C is for Correction

Voters’ ability to recall an elected official in California is the result of Progressive Era democratic reforms intended to reduce corruption, enacted alongside the introduction of the ballot initiative and women’s suffrage in 1911. Following a petition drive collecting signatures amounting to at least 12 percent of voters in the previous election for the political office in question, a special election is held.

Did the Progressives who wrote the rules for recalls in California over a century ago face the same lack of partisanship as we do today? I am at least dubious that our ability to influence campaigns (particularly smaller ones) through micro-targeted media spending had anything comparable then.

The need for reform was never clearer last year, when, under current recall law, 7% of the state’s eligible voters could have ousted the current democratically-elected governor (elected 3 years prior by 7.7 million people and 62% of the general election’s voters). Even less than 7% can overturn local election results.

Even worse at the local level: the city executive appoints their replacements; not even a fraction of voters decide. In fact, just a few years ago, SF voters decided that maybe it was an unfair advantage for a non-elected mayoral appointee to leverage her new platform and name recognition in a general election. Ironically (given who appointed her), that attempted soft-circumvention of the normal process is precisely what got us Chesa Boudin.

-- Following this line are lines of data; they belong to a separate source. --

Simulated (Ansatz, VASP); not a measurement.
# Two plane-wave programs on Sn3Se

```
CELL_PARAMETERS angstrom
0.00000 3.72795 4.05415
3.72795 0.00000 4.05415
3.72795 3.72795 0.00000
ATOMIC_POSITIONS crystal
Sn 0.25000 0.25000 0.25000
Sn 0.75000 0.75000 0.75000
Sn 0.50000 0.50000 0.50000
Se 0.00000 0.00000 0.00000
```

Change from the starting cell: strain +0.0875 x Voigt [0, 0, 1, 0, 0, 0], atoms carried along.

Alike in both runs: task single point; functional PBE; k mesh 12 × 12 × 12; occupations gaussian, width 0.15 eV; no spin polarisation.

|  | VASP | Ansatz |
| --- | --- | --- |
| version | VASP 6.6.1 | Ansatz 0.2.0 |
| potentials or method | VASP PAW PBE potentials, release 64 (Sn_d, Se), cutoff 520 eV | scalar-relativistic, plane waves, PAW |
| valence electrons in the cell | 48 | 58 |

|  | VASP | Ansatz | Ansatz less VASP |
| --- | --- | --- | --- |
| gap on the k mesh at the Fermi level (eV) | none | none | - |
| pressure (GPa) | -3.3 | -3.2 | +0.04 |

Now, a group of moneyed folks* in SF have tasted the economically efficient elixir of pushing their agenda through single-issue standalone elections that involve far fewer voters than general elections. And if representation matters less to you than your personal priorities (or the theories of Milton Friedman), well….it’s certainly laudable they’re being cash-efficient and focusing like that!

In fact, it’s unclear why these folks won’t eventually just disengage from the general elections altogether, and instead, just selectively jump in later when things don’t happen to go their way in the general. Their buck goes further in these smaller, follow up recalls, where they can get signatures from just a small sub-section of voters. It also lets them economize on their search and social media buys.

Plus, I have to think that the competitive business mindset just sort of delights in the strategy of staging a self-funded election hack that is still legal 100 years later in a totally different environment. That’s probably why they might object strongly to modern reforms intended to put this increasingly exploited vehicle in check. I mean, they were called “Progressives” back in the day right? That might be a cool social media campaign, even…

* Caveat: it’s theoretically possible that these folks aren’t doing very well working in professional roles at places like Stripe, Google, Lyft and Twitter; we do know that they certainly know how to do ad buys!

August 12, 2022 Update:

Sign o’ the Times

Last night I learned we won Big Game (confession: I learned this through Michael McFaul). While I did lead marketing at a football startup, I think my colleagues would admit they’d hired me more for my communications skills than my knowledge of the game.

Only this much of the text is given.